Under South African common law, a South African court will have jurisdiction if the court has personal and subject matter jurisdiction over the defendant. Personal jurisdiction is established if the defendant resides or conducts business in the area of the court's jurisdiction or if the defendant submits to the jurisdiction of the court or if property is attached to found jurisdiction. Subject matter jurisdiction will be established if there is some reasonable link between the claim/cause of action and the jurisdiction of the relevant court.
South African competition law will generally apply to all conduct within or having an effect within South Africa. The South African common law relating to conflict of laws will apply if there is a dispute as to whether South African or a foreign law is applicable.
In terms of the Prescription Act, civil damages claims prescribe or lapse on expiry of three years from the date on which the plaintiff has knowledge of the claim. The Competition Act provides that a person's right to claim damages arising from prohibited conduct comes into existence on the date of the Tribunal's decision or, if the Tribunal's decision is appealed, the date on which the appeal process is concluded.
The rules of the civil courts provide for discovery of documents after pleadings in the trial have closed. Each party is obliged to disclose all relevant documents on affidavit (ie, under oath or affirmation). Provision is made in the court rules for a party to apply to the court for additional or better discovery if it is not satisfied with the discovery made by the other party.
Privileged documents are not required to be disclosed. A distinction is made between legal advice privilege and litigation privilege. Legal advice privilege applies to all documents relating to legal advice provided, even if it does not relate to any particular litigation. However, in the context of litigation privilege, the contemplation of litigation is a precondition for the non-disclosure of the documents.

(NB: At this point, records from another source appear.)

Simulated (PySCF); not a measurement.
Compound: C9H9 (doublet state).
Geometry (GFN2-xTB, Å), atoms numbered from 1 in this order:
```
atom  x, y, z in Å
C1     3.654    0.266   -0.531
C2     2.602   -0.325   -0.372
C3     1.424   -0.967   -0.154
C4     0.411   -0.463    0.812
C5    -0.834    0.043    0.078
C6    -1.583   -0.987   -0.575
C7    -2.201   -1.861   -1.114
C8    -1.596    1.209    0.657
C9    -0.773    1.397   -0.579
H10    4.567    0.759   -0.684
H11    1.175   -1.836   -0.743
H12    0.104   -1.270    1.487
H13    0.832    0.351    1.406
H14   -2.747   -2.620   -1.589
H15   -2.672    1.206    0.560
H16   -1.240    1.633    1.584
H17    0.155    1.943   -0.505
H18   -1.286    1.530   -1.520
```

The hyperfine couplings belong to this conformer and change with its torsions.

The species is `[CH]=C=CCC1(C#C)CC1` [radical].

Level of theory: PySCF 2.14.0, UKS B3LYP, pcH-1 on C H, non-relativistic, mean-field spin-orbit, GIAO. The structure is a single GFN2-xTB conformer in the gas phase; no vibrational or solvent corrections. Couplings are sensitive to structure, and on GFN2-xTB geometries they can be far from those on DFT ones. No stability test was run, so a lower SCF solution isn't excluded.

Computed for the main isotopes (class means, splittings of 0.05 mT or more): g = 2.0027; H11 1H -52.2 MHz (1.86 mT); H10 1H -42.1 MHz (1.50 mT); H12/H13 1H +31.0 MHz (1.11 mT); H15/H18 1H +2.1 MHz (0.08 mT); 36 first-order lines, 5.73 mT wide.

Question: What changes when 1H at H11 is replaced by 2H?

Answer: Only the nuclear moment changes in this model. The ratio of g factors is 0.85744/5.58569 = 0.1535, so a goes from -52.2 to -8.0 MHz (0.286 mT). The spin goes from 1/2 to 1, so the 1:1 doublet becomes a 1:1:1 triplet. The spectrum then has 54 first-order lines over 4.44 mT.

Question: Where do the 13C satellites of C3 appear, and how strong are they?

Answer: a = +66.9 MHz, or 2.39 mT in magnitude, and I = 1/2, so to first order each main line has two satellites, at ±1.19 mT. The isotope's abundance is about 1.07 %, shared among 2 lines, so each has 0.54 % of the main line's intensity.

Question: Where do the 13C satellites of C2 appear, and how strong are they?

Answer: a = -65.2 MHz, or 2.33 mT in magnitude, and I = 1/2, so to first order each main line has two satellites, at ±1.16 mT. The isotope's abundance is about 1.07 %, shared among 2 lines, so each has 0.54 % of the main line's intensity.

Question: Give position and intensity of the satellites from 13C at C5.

The Competition Commission's leniency policy provides for a confidential process and the Commission is required to maintain the confidentiality of all information, evidence and documents submitted by a leniency applicant. However, the Commission is entitled to use documents and information submitted by a leniency applicant in its prosecution of other cartel members before the Tribunal. The Commission's rules allow for the protection of confidential information and the leniency applicant is well advised to claim confidentiality of all confidential information submitted to the Commission. This will give the leniency applicant legal standing in any third-party proceedings before the Tribunal to have access to such information. The identity of the leniency applicant will be disclosed in Tribunal proceedings and the grant of leniency does not protect the applicant from criminal or civil liability (including damages claims) arising from its participation in the cartel.
Consent orders (the South African term for settlement agreements) concluded by the Commission and a respondent must be approved by the Tribunal. Approved consent orders are published in the Government Gazette although confidential information will be "blacked out" if a confidentiality claim has been submitted and has not been challenged or set aside by the Tribunal or Appeal Court.
Witnesses of fact may be relied on depending on the facts and circumstances of the case. Witness statements are submitted and oral evidence may be given. Witnesses are subject to cross-examination and may be compelled to give evidence through a subpoena process in terms of the court's procedural rules.
In antitrust cases, expert evidence is critical to prove or disprove the amount of the loss or damage suffered by the plaintiff. The success of the case generally depends on the expert evidence. Witness statements are submitted and oral evidence is generally given. Expert witnesses are subject to cross-examination. The court's express permission to adduce expert evidence is not required. The court will generally require issues in dispute to be identified and narrowed at a pre-trial conference but joint statements by experts are not legally required and "hot tubbing" is not practised.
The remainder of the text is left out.